In Erving Goffman’s writings (see 1959], [1971, 1981), talking is always a situated interactional affair, where interaction takes place in social space. Many of his concepts, like face, facework, frames, front and settings, invoke a material world, and the dynamics of positioning oneself or others within a given space or territory – as in his theorizing on footing, positionings, ripostes, come-backs and stance.[1] Moreover, much of Goffman’s writings, not only his first book (The presentation of self in everyday life, 1959) concerns the dramaturgic staging of frontstage and backstage, where participants at times act in the open and sometimes more collusively, as in what I will here call staged performances.

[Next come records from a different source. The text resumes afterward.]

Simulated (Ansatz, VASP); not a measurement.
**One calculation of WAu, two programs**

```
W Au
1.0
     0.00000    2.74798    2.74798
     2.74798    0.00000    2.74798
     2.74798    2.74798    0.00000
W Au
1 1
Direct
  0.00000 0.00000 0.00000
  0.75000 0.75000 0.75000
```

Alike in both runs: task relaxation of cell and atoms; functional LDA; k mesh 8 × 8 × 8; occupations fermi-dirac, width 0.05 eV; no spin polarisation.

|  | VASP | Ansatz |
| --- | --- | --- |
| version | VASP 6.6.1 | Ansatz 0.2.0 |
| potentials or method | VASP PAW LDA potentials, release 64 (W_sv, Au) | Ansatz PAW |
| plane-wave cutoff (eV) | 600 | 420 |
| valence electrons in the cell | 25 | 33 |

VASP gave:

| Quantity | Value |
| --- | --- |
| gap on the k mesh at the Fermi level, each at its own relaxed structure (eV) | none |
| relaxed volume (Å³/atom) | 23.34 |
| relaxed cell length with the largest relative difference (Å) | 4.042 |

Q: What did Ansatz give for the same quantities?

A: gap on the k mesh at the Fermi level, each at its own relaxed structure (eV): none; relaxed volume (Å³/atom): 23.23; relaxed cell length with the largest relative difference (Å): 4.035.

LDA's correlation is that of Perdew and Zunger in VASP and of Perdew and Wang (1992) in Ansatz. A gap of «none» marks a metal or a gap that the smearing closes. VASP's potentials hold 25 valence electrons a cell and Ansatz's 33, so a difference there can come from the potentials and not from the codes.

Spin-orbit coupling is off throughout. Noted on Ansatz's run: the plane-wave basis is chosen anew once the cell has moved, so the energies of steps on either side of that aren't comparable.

As in the work of Mikhail Bakhtin (1981) – another theoretician concerned with dialogic and dramaturgic perspectives – Goffman presents battles and conflicts as inherent in our lived experiences of social life. Bakhtin and Goffman have both highlighted subversive and hidden battles, and not only open disputes and infractions. They have also been deeply concerned with the detailed fabrics of collusion and questions of who speaks for whom, as in Bakhtin’s (1981) discussion on double-voiced talk, and Goffman's (1981) discussion of speakers’ participation frameworks and production formats (e.g. animator and say-for). Double-voiced talk can be seen as part of ordinary family life disciplining as when mothers in Italian families deploy endearment terms as ways of mitigating or calibrating upgraded directives (Pauletto et al. 2017) or when parents in Swedish families uphold the local food morality of dinnertime activities through a combination of upgraded directives, softened voices and caresses (Aronsson and Gottzén 2011).

The contributors to this special issue analyse aggravated displays of emotion (Bateman; Cekaite; Evaldsson & Melander Bowden; Goodwin & Lloyd; Kyratzis & Köymen) and deploy concepts from Goffman in ways that open our eyes to the dynamics of social dramas in mundane interaction – for instance, character contests (Goffman 1967), response cries, comebacks and most importantly, remedial action (Goffman 1971), a concept that it is closely related to moral order and emotion work. Thereby, emotion is positioned as a phenomenon that is partly related to how emotions are “done”; how they are negotiated in social interaction. The present contributions invoke Goffman in different ways, opening up toward novel and inventive ways of combining the detailed analyses of conversation analysis with a deep concern for emotion work and moral order in human interaction. The analyses offered concern the diplomatic work of everyday life in situations where participants have to mobilize their savoir-faire, aplomb and remedial resources (e.g. apologies, accounts or polite requests), in navigating around territorial offenses, face threats or other social infringements.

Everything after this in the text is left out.